The federal government of the United States has announced the launch of Code.Gov, an open source repository of original code developed for government projects.
U.S. CIO Tony Scott demonstrated Code.gov at this week’s Code for America Summit, an annual civic technology meeting held in Oakland, CA.
Code.gov is starting with the code resources from 50 different governmental projects across 10 different agencies. However, that number is expected to grow as departments begin to implement the Federal Source Code Policy, which led to the creation of Code.gov.
The Federal Source Code Policy, set by the Obama Administration in August, states that all custom-developed source code created for (or by) the Federal Government must be released to all government agencies for sharing and re-use. This was intended to help agencies avoid duplication of effort and to help to spur innovation and interdepartmental cooperation.
It was also intended to help the government curb spending on specialized code. As Scott noted in his official memo announcing the Source Code Policy, the federal government spends over $6 billion USD per year, on over 42,000 transactions. Sharing code between departments in an open source environment seemed a logical step in helping separate agencies avoid paying for original code, when a modification of existing code could be done in-house:
“This is consistent with the Digital Government Strategy’s “Shared Platform” approach, which enables Federal employees to work together—both within and across agencies—to reduce costs, streamline development, apply uniform standards, and ensure consistency in creating and delivering information.“
The Federal Source Code Policy also delineated a pilot program, whereby certain projects would share their source code with support agencies and the public, not just other governmental departments. The pilot program requires agencies that purchase new, custom software to release at least 20 percent of the code as open source software on Code.gov.

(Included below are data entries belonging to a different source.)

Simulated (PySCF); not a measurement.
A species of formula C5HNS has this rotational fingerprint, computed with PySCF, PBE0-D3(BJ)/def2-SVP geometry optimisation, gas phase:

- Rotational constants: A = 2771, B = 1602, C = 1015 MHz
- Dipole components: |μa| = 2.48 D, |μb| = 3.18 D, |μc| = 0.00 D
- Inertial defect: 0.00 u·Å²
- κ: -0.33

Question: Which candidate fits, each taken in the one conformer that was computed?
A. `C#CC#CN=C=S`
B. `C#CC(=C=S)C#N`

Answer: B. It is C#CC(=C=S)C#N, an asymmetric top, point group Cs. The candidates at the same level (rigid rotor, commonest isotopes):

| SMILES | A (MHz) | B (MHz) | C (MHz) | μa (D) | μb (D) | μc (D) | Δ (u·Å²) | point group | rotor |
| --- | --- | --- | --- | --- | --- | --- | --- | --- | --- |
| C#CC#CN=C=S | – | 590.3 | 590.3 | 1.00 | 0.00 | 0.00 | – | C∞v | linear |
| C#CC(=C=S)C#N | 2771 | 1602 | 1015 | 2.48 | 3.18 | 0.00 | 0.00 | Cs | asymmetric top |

This is not the first instance of the government’s custom-developed software being made available to the public as open source software. Currently developers can access the code that powers the White House’s ‘We the People’, an online petition service. The Department of Education also released code for the ‘College Scorecard’ website and API.
Code currently available includes projects from sources as varied as the Department of Energy, the EPA, and NASA. The site also includes a section with tools and resources designed to assist federal departments in implementing the Federal Source Code Policy.